EDITED BY BRANDON BRADY Linking? Click Here!

Dirty Denim
Saturday my friend and former co-worker, Jenny, invited me to go dancing. It was to be a girls' night out with a journey to the new club Clau on Sycamore Street, where she was on the guest list. It's been ages since I've gone dancing, back before DV8 was 86ed and people starting calling The Warehouse "The Whorehouse."

Clau is the latest incarnation of what was Sycamore Gardens. The last time I was there, it was the second incarnation on a night with a fashion show where I met a male model who confessed that his sister was his mother. Long story and not as scandalous as it sounds. Anyhow, Jenny had invited along half a dozen of her girlfriends whom I've never met.
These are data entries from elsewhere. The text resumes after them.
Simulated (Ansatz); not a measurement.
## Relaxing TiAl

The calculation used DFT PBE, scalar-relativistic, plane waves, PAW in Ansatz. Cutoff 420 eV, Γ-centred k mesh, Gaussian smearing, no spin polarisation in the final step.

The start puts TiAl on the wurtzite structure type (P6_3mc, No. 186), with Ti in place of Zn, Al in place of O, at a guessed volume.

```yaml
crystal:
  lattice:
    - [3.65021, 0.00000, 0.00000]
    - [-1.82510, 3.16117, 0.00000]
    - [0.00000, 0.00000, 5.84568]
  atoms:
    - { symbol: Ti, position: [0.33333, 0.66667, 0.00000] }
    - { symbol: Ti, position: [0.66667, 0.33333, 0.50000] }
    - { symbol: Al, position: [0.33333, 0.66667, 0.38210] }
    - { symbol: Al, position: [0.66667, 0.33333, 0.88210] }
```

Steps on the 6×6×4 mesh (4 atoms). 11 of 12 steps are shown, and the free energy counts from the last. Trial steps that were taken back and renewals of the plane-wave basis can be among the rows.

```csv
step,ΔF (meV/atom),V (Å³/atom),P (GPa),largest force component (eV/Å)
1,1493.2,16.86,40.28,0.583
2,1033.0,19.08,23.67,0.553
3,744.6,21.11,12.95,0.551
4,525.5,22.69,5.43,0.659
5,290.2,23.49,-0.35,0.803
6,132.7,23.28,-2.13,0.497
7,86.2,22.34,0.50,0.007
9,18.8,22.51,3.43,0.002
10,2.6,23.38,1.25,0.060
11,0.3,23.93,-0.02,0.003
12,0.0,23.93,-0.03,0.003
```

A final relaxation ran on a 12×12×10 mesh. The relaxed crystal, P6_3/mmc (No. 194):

The only thing scarier than meeting a bunch of guys (to me) is meeting a bunch of girls. I've always been a guy's girl. Not the baseball-playing, spitting-on-the-sidewalk kind, but the smoking, pool-playing type.

It came down to facing a Saturday night alone in my jammies watching Forensic Files. I figured it was time to make new girl friends. So I threw on some jeans, grabbed a six-pack of Heineken and headed to Jenny's.

When I got there, I was relieved to see a girl who used to live downstairs from me. Amber and I caught up on recent events. Even though he couldn't be healthier, her husband managed to break his leg while running in a marathon. Jenny's husband had sprained his ankle the same week. The men were falling apart around us.

While we talked, I munched on cherries and sucked down Heineken. It turned out Amber and I had another friend in common. We decided that, unlike the movie Six Degrees of Separation, there was only one degree of separation in Cincinnati.

Barbara arrived next and immediately greeted me with, "You can't go to the club!" I felt my stomach slide, wondering what I'd done to this woman I'd just met.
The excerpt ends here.